Actor Leonard Nimoy had nothing but praise for Fresno when he addressed the Fresno Philharmonic Meet the Artist Luncheon on Friday at San Joaquin Country Club.
The luncheon, which is held the Friday before each subscription Philharmonic concert to introduce the guest artist, was a little more crowded than usual thanks toNimoy's presence. While the luncheon usually draws about 30 to 40 guests, Philharmonic publicist Shelly Sischo said, "We had 130 sign up, and I think a few more slipped in."
Nimoy noted that one of the TV reporters present had just asked him, " 'Why did you come to Fresno?' "
He said friends in Los Angeles, where he lives most of the year, asked him the same question.
"I'm going to participate in a performance of Beethoven's 'Egmont' overture and incidental music and Stravinsky's 'L'Histoire du Soldat, ' " he told them.
His friends replied, "Beethoven, Stravinsky -- Fresno? That's a bad joke."
Sounding as though he were running for mayor, Nimoy said, "That implies there's something [wrong with] Fresno. I said, 'It's time to stop this. It's not current, and it's not right. Fresno has vibrant and interesting cultural activities.' People in Los Angeles need to know this. And that's what I'm going to do when I get back there. I'm going to spread the word."
Nimoy could've been elected president of Fresno after that speech.
The actor is well aware that he's a popular draw for cultural events and said he enjoys being able to use his fame to help arts organizations such as the Philharmonic.
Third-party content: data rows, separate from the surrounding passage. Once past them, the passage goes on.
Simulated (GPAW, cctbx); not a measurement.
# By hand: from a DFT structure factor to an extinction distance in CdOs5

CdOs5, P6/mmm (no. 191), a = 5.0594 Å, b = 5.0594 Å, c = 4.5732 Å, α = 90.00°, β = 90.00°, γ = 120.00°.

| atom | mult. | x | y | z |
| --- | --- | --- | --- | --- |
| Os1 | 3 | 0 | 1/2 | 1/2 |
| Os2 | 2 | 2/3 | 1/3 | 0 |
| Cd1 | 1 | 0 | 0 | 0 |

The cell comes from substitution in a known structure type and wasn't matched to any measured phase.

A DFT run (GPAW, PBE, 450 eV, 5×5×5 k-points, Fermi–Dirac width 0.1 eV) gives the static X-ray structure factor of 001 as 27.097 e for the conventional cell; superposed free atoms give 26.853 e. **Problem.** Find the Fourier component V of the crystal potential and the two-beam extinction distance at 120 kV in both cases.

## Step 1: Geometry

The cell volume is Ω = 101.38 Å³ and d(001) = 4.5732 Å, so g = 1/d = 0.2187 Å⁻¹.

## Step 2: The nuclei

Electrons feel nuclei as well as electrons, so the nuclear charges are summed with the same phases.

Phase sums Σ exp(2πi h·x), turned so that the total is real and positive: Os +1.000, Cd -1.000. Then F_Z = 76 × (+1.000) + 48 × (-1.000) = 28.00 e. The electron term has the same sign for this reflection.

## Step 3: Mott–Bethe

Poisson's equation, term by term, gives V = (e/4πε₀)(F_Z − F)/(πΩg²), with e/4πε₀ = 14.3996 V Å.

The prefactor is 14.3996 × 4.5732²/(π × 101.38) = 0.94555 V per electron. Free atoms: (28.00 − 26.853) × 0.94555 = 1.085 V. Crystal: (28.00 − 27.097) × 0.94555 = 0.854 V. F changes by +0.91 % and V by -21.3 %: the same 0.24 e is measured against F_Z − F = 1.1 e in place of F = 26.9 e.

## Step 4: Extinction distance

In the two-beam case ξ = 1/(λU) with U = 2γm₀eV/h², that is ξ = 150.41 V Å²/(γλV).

He does several of these appearances a year, in addition to sponsoring artists-in-residence at various art museums, and exhibiting his photography, to which he now devotes most of his time since curtailing his acting.
During his introduction, Philharmonic conductor Ted Kuchar called Nimoy "one of the most distinguished and accomplished figures in American culture in the second half of the 20th century, largely based on a particular role in a TV series, " which drew laughter from the crowd, and noted that Nimoy "devotes his time not only to American culture but to world culture."
Kuchar was referring to Nimoy's beloved "Star Trek" character Mr. Spock, of course, whom the actor has come to embrace in recent years. After first writing a memoir titled "I Am Not Spock" in 1975, Nimoy came around and accepted his Vulcan half 20 years later with a followup, "I Am Spock."
Nimoy even related the story of the Vulcan greeting, flashing the famous gesture with both his left and right hand.
He said he first saw the gesture, in which the hand's four fingers are split into pairs, when he was at an Orthodox Jewish service at age 8.
At the service, the Cohanim, Hebrew priests that date back 3,300 years, were chanting a blessing. By tradition, the members of the congregation cover their eyes when the Cohanim chant, but young Leonard was so transfixed that he snuck a peek, and saw the priests with their hands raised in a gesture, in which the ring and middle finger were split.
"I worked at copying it diligently, " Nimoy remembered. "On the 'Star Trek' series, my character, Spock, was a Vulcan. When he was going home for the first time, I suggested to the director that a Vulcan might greet other Vulcans using this gesture."
Although Philharmonic executive director David Gaylin said Nimoy's presence hadn't boosted ticket sales yet, Corridor 2122 saw a huge increase in attendance for ArtHop on Thursday night, with an estimated 400 to 500 people coming to see some of Nimoy's photography. The recently opened gallery normally draws a quarter of that at best, some of its members estimated. The traffic spilled across the street to the Studios @ the Bus Barn, where resident artist Robert Ogata and his wife, Sally, said they'd never seen crowds like that before. Next-door artist Dal Henderson said his studio was so crowded that it was hard to move, and he slipped out early.
Nimoy himself wasn't present at the exhibit during ArtHop, but some members of Spectrum Gallery, which is co-sponsoring the show with Corridor 2122, said he might visit sometime today.